This sonata by James Domine is comprised of two movements that express some of the tragic futility of war. The subtitle "Geister Gefallener Soldaten," which means "Ghosts of Dead Soldiers" is given in German because the history of war in the last century is especially replete with the tragic sacrifice of young German lives whose screams and lamentations call out from beyond the grave. Theirs is a story that is hard to endure, of relationships that never were, of families destroyed, of loves lost, of promise and potential never brought to fruition and of a cultured, civilized society of educated intelligent people who knowing better should never have allowed the horrors of war to happen at all. There is a universal moral lesson to be learned in studying history, unless it should repeat itself at our peril.

In the first movement, entitled "Processional March," we hear a macabre deployment of dead soldiers eternally trudging off to the cadence of a military band playing a funeral march for the damned. The composer states that "while all death in time of war is a tragic futile sacrifice of young men's lives, it is especially abhorrent in the service of tyranny, injustice, and oppression." Fathers and mothers whose sons are slain fighting for despots and criminals whose own sons are safely shielded from danger have scarcely a prayer to utter over the broken bodies and mutilated remains of their progeny. There can be no comfort or solace in damage caused by aggressive violence, for there can be no defense of unrighteousness. The dead soldiers are doomed to march on and on, until the Judgment Day finally brings an end to their travail.

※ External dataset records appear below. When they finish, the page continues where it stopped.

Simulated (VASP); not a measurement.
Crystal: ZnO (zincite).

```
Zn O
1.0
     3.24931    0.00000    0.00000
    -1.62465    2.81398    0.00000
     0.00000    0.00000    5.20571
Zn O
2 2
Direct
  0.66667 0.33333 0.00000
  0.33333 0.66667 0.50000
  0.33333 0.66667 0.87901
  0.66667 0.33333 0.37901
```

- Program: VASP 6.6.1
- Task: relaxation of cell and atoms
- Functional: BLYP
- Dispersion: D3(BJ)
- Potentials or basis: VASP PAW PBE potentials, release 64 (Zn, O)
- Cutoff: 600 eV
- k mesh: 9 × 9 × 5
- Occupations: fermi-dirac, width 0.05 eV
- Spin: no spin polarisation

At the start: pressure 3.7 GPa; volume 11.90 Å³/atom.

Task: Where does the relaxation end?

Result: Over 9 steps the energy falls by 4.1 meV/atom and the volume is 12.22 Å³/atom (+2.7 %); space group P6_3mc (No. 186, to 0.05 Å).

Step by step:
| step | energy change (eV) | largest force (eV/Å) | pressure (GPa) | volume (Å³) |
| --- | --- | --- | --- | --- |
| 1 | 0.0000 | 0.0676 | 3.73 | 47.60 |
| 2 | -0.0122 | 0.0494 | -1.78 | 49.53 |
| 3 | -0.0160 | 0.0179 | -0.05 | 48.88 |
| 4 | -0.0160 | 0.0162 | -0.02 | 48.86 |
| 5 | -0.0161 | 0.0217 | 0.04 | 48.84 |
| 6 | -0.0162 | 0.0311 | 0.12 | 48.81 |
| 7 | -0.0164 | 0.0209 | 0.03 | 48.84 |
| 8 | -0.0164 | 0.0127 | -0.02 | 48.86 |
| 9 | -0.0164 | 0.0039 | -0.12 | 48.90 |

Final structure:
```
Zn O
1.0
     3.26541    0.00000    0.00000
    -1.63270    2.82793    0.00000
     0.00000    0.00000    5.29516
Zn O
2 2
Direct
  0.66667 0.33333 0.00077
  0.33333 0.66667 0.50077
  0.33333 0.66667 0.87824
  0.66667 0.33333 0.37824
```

In the second movement, a battlefield scene cast in sonata form unfolds in imaginary muddy trenches of more than a century ago. Against a relentlessly ubiquitous reverberating hum of roaring engines that power the machines of destruction, tanks and exploding artillery shells create an atmosphere of Hell on Earth. An incomprehensible droning cacophony of flashing fire and flying shrapnel permeate the once-flowered field, now blasted full of holes and strewn with barbed wire. The last thing the young soldier hears is the rattatat-tatting spray of bullets from machine guns that pepper the air with the whoosh of death. The last thing he sees are the mangled corpses of his fellows, limbs askew and missing. He hears their tortured screams of agony that will go unanswered, mixed with the almost forgotten refrain of a folk-song that he doesn't know if he is really hearing or if it is emerging from his trauma-addled subconscious mind. He feels the warm flow of blood against his skin and he wonders if it is his own, or his comrade's? As the pools of blood mix together, mired in the sticky stench of mud, the frenzied buzzing of mosquitoes and flies add the pestilence of infestation to the carnage. Looking up, high above the furor, the last thing the young man sees are the wispy clouds tracing patterns in the wind-swept sky that seems to speak of days to come that he will never live to see.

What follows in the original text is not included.